Higher Interest Rates…So What’s the Problem?Part 2

Last post I spent some time discussing the impact of higher interest rates on portfolio strategy for investors.  I thought that it might make sense to discuss possible global effects as opposed to individual portfolios.  There are many implications for how a given economy may respond to moves in key interest rates that has various portfolio implications

  •         Higher interest rates = higher borrowing rates = declining trend in purchasing habits.  If you consider there are only two ways to purchase goods–credit or cash.  Cash purchases are largely unaffected by interest rates.  I mean if you have cash in your pocket to pay for a good you just do it.  However, credit purchases (which also tend to be larger purchases) are affected by interest rates.  The takeaway is that as interest rates increase, the cost of borrowing also increases which (in theory) should negatively impact credit purchases.  This is intuitive since the FED will lower interest rates in economic expansion and raise interest rates in order to slow economy.

Implication in portfolio strategy–> Sectors that involve lending would be favorable.  One example of this could be financial services, in that banks can increase the “spread” they pocket by charging higher rates on loans over time.

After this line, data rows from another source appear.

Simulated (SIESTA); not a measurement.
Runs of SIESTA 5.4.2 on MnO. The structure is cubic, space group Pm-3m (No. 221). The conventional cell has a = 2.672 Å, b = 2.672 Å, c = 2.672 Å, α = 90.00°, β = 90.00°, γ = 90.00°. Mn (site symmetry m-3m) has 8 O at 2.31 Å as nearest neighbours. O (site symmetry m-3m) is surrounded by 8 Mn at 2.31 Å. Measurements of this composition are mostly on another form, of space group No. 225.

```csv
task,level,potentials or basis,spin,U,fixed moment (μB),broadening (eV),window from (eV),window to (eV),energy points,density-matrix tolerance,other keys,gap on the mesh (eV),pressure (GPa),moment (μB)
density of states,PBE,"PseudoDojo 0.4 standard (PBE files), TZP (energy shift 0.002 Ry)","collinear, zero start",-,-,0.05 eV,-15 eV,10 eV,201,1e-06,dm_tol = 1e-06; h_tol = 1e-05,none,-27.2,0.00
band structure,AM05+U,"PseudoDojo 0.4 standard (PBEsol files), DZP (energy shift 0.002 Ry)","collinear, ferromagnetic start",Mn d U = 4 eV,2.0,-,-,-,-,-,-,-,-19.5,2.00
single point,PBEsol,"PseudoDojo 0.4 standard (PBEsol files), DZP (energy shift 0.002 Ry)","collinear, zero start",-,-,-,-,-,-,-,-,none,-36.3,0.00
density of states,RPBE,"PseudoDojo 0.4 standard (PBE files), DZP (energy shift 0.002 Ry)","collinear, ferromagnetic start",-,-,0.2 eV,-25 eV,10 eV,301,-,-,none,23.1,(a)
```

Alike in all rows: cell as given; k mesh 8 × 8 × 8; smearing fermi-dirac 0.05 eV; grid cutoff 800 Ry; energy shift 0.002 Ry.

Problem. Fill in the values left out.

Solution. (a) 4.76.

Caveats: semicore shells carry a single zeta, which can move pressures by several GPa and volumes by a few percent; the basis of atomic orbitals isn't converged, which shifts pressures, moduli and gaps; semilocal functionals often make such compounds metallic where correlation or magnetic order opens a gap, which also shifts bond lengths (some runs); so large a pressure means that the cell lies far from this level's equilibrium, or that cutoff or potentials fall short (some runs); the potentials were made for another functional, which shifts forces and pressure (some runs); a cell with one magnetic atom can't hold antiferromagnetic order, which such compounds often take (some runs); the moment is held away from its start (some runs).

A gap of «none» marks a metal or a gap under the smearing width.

  •         Higher interest rates = more foreign investment .  If you lived in any country you essentially have two choices for investment–domestic or foreign.  In this simplified world, you would prefer to place your invested capital in the investment with the highest possible return (ignoring risk for now).  All else being equal, invested capital seeks its highest return.  So let’s now include the discussion of risk.  Any country’s risk-free rate is basically the rate you would earn on a cash deposit.  Given this, we can now establish that you would rather earn a higher return on your cash deposit than a lower one even if you had to deposit your cash into another country’s bank.  This is the intuition behind why higher US interest rates will pull capital out of lower interest rate countries into higher interest rate countries for the extra return. Adjusting for the risk of default, according to current central bank rates, the US seems to be one of the best choices for cash investment currently.  (Assuming you don’t want to make a cash deposit into Brazil or Russia!)

Implication in portfolio strategy–>Debt obligations of sovereigns with favorable economic outlooks would be favorable.  One example could be US bonds (e.g. government, corporate, municipal).  Specifically, longer maturities assuming portfolio construction includes bond laddering.

  •         Higher interest rates = stronger domestic currency.  This next notion probably will not be as intuitive given the current state of the global economy, since ultra low interest rates in the US have seen the US dollar as strong as it’s ever been.  Theoretically speaking, lower interest rates should weaken a currency given our previous argument because of capital “outflows” to find higher paying currencies (see the following discussion for more detail).  Suffice to say, this phenomenon is rare and is due to a myriad of other factors that are not within the scope of this discussion.  (Hint: One possible factor is that the US dollar as the reserve currency of the world attracts capital when the fear of global recession exists regardless of the level of interest rates.)  So, consider that foreign capital seeking higher returns will  buy dollars.  This demand for dollars will only increase its value relative to the currency being sold (in order to buy it).  Next, consider what happens on the other side of the equation, as capital leaves the foreign country (to buy USD), the foreign currency being sold will weaken.  Ultimately the price of goods in that foreign country will fall (relative to the US dollar).  This is what you are seeing in copper and other soft metals markets.  It is a multi-fold effect in that the country that exports the good receives less of their domestic currency (when they sell) and thus have less to pay back loans, thus deepening the debt cycle.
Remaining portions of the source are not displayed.